Produce Peddlers Ply the Inner City
BALTIMORE
The crumpled dollar fluttered down from the third floor window, a standard form of cash flow for a group of horse-and-cart produce peddlers who clip-clop their way through Baltimore's inner-city neighborhoods.
Closing his fist around the dollar is William "Cockey" Burnett, one of the peddlers called "arabbers," the only people left in urban America who still sell produce from horse and cart. He gives a bag of tangerines to a child to run up to the elderly man in the third-floor window, who is now watching Mr. Burnett persuade a woman to buy a sack of potatoes.

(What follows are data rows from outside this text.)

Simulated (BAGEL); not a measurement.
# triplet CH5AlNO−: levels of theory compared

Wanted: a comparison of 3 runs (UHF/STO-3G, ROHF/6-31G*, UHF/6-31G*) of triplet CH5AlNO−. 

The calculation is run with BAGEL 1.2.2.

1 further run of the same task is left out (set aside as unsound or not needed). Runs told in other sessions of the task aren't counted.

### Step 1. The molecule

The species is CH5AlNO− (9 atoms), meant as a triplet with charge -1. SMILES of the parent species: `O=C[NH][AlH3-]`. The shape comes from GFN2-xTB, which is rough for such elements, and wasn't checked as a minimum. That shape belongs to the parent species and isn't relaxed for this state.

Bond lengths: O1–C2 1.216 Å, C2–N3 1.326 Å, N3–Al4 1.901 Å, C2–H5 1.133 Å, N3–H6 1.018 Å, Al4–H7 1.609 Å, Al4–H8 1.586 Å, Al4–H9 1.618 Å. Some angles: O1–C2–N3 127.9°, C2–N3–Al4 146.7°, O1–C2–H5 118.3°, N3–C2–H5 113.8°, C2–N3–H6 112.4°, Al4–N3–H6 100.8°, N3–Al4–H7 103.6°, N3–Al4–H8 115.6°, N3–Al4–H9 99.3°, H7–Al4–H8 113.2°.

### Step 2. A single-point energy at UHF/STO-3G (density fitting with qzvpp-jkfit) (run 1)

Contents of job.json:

In Sandtown-Winchester, a west Baltimore neighborhood, the arabbers are a common sight. Their customers range from young men on street corners and construction workers to the elderly at home listening for the sounds of the halter's sleighbells jingling and the arabber's holler.
Although cities have long since embraced motorized vehicles as the primary form of transportation, horses with their pom-poms and rickety red-and-yellow wagons are ideal for peddling. The slow, plodding pace allows the word to spread through the block of row homes that dominate the streetscape of Baltimore.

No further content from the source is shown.